The spate of mega mergers within the global advertising industry,
which began just before the world entered the New Millennium, underlines
the feeling that 'size does matter', especially now in the New
Economy.
The extent and scale of the mergers are highlighted by a single fact:
the top three networks now control more than two-thirds of the worldwide
market share.
But assuming that merger issues - like restructuring, streamlining and
so on - have been sorted out, in what direction are these monolithic
networks heading in terms of further development and competition?
The original aim of the mergers was for networks to consolidate market
share, have a greater talentpool of resources at their disposal -
ultimately to reach out for greater market control.
Nevertheless, none of these merged conglomerates has yet proven the
notion that 'a bigger size translates into bigger business'. From the
clients' viewpoint, there is doubt that they know or really care how
many sub-agency brands a network owns.
Account disintegration is happenning more often because of the advent of
the cyber communications era; an era in which clients are resorting to
more complicated marketing solutions and from more than one source.

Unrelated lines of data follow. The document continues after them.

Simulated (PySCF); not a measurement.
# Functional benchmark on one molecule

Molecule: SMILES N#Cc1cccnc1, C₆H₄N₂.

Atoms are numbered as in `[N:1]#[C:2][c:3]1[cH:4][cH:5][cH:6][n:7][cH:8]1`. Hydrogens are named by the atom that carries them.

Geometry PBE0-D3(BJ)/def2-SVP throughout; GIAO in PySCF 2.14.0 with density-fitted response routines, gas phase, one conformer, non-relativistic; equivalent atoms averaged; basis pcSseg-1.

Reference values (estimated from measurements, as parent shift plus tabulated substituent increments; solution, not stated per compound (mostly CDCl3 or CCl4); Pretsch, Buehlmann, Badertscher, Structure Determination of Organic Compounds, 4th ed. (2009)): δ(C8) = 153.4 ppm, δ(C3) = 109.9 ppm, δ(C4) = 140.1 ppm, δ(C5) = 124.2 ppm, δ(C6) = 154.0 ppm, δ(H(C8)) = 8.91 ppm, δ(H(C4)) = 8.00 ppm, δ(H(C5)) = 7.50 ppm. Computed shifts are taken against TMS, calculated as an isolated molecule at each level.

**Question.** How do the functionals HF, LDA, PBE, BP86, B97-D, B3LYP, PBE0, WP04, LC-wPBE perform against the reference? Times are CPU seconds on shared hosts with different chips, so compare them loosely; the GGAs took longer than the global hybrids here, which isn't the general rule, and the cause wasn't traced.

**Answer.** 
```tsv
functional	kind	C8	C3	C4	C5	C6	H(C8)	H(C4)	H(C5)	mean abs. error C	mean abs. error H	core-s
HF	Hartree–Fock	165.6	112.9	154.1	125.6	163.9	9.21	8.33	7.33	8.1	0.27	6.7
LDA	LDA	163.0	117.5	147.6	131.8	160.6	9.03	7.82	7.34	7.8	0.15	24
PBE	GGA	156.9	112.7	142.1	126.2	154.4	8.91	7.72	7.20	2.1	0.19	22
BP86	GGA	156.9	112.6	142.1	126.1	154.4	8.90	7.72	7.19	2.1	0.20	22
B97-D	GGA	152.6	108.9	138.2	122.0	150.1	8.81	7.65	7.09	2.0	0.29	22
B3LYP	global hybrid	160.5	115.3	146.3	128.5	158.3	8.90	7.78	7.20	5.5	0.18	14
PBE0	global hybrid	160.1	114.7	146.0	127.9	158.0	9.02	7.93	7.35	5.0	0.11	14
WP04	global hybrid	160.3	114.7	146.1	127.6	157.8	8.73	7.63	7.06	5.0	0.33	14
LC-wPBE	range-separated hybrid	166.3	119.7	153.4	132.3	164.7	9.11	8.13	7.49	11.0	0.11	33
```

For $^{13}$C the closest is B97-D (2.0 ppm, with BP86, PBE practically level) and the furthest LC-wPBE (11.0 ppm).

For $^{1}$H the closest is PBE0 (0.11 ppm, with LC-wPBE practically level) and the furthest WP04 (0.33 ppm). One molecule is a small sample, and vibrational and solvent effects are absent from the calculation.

Hence, enter the worldwide agency network offering every discipline
possible.
But as one agency executive pointed out, the mergers did not necessarily
result in a long term union as it was not unusual for these
relationships to end up in 'divorce' because of diverse cultural,
systemic differences and clashes among top management.
Undoubtedly, financial and logistical factors are the key reasons
driving both client and agency to work under a bigger and bigger roof
amid the search for financial and operational synergies.
The globalisation of brands is also causing clients to put their account
into a roster of agencies with the benefit of easier logistic control
and standardised communications strategy and execution.